You Don’t Have Memories to Look Back on Today


Jake Christie
Published in
3 min readFeb 22, 2016


You didn’t go to that concert that you wanted to check out. Instead, you went to a party where your friend said you would get “100%” laid, “guaranteed.”

You got 0% laid. You went home and watched an episode of something on Netflix at 4 am.


Your mother invited you out to brunch, but you told her you were “too tired.” You were not too tired; you just didn’t want to explain to your mom, again, that being single is a choice, not a condition.

Whatever you did instead — probably involving some combination of Hot Pockets, situation comedy reruns, and masturbation (though not necessarily concurrently) — is lost to the winds of time.


A bear in the Alaskan wilderness has recently given birth to three cubs.

It was a hard year; there were fewer salmon in the rivers than there were in years past, and harsh weather meant fewer berries in the fall. She is gaunt, skinny—the fur hangs on her like an oversized hand-me-down parka. All of her energy, now, goes to her cubs. Her milk is the only thing that is keeping them alive, and it has to last until spring. She will emerge as soon as she can, hoping to find a deer that fell victim to the cold during the winter, so she can replenish her body and feed her cubs enough to survive.

For now, huddled in her den with her three tiny, still-blind offspring, she can only take things one day at a time. Sleep. Conserve her energy. Keep them alive.

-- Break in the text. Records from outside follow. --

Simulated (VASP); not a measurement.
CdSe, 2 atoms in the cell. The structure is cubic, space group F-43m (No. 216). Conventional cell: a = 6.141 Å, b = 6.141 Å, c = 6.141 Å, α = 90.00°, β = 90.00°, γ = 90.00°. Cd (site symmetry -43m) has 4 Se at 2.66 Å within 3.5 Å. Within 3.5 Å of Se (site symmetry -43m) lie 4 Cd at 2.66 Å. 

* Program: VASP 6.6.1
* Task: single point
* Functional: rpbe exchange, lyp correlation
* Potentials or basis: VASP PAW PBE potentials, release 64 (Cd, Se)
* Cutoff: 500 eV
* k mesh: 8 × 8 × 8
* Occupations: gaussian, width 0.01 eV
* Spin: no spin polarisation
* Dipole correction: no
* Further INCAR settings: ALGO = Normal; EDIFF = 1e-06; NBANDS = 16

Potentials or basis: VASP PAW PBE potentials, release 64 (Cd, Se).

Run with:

You don’t remember what you did.


People in China who never created Facebook accounts figured out how to make the moldboard iron plough.

13,000,000,000,000 YEARS AGO TODAY

Mostly space.

You can’t remember what was happening, exactly, because you weren’t there. And it would be great to know—there’s a little FOMO—but you don’t, and that’s okay.

It was — and still is—mostly space. You’ll be fine.